Blackwater case deepens as investigations multiply

WASHINGTON (AFP) — US and Iraq investigations into powerful private security group Blackwater USA are multiplying as more questions are raised about the firm's actions in a Baghdad shooting that left at least 10 Iraqis dead.

On Friday the US Department of State announced it was sending a team to Iraq led by a senior official to evaluate security measures for US diplomats who have relied on Blackwater and other private security firms for protection in the violence-ridden country.

"My instructions to the panel are simple: their review should be serious, probing and comprehensive," Secretary of State Condoleezza Rice said in a statement about the review.

"Once they have established the baseline facts, I look forward to hearing their recommendations on how to protect our people while furthering our foreign policy objectives."

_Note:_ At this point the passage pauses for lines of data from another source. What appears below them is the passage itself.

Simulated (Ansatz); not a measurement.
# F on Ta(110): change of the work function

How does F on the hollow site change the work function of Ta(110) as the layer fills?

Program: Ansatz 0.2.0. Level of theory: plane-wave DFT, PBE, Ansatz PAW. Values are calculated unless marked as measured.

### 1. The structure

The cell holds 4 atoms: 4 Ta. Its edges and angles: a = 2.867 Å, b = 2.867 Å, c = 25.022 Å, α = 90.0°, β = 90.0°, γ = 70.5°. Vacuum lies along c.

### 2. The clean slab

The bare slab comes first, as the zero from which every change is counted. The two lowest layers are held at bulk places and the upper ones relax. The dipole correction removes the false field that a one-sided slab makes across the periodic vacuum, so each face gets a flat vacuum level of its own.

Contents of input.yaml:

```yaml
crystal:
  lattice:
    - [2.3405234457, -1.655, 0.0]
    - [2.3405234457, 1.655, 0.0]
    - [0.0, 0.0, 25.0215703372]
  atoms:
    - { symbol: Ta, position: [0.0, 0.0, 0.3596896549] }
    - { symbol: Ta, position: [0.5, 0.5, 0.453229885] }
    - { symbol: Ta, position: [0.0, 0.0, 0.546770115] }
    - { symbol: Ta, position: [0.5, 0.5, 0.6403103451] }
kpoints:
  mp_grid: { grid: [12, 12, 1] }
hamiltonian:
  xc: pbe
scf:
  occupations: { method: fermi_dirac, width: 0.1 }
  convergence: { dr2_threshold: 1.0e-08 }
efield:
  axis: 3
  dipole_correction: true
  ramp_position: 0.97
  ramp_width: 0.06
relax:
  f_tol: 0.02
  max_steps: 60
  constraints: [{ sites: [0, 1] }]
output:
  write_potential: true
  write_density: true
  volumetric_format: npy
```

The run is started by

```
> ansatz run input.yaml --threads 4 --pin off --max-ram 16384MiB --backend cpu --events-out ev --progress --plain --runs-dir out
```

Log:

Secretary of Defense Robert Gates also sent off a five-man team to Iraq to investigate relations between US forces and private security contractors, who are often heavily armed with armored vehicles and helicopters.

And in Iraq, a joint US-Iraqi commission to study the security firms was preparing to meet, according to the US embassy in Baghdad.

The enquiries have been sparked by the September 16 shoot-out in which at least 10 Iraqi civilians were killed and 13 wounded by Blackwater guards protecting a State Department official.

Nearly two weeks later, the circumstances of the bloody shoot-out remain blurred, with Iraqis angry and indignant and the country's prime minister having demanded Blackwater's expulsion.

Prime Minister Nuri al-Maliki initially said Washington should immediately replace Blackwater but later backed down and agreed to await the outcome of investigations.

Furious over the killings, the Iraqi government has threatened to try the Blackwater guards under Iraqi law and is preparing legislation to bring supervision of private contractors under its control.

Blackwater, which has some 1,000 people working in Iraq under reportedly 109 million dollars in security contracts with the State Department, insists that its employees only fired after they were fired upon and threatened by a suspicious vehicle.

According to the US television network ABC, Blackwater employees testified in initial investigations that their convoy, which was speeding back to Baghdad's Green Zone near midday after a car bomb went off near where they had been guarding the diplomat in a meeting, were threatened by a white car bearing down on them in Baghdad's busy Nisoor Square.

According to ABC, when the vehicle would not heed signals to halt, the Blackwater team opened fire until it was disabled.

According to the New York Times, citing a US official close to the investigation, the shooting continued even as one Blackwater employee ordered the others to stop firing.

Iraqi witnesses paint a different picture, however, claiming that the Blackwater teams opened fire without provocation.

The Washington Post reported Saturday that five eyewitnesses to the shooting had testified that Blackwater guards fired without provocation, forcing civilians and Iraqi police to run for cover, and that the Iraqi officers did not return fire.

Blackwater's case suffered somewhat more this week with the release of a US Congressional report on the horrific murder of four of its staff in Fallujah on March 31, 2004, an act which sparked a brutal US military assault on the city.

A Congressional committee said that Blackwater had sent the men into the extremely dangerous district on a security mission without proper support or equipment. They were caught by Iraqi attackers and killed, and their charred bodies were later suspended from a bridge.

The report accused the company of having ignored warnings that the mission was too dangerous and of cutting the size of the team to save money.

"These actions raise serious questions about the consequences of engaging private, for-profit entities to engage in essentially military operations in a war zone," the report said.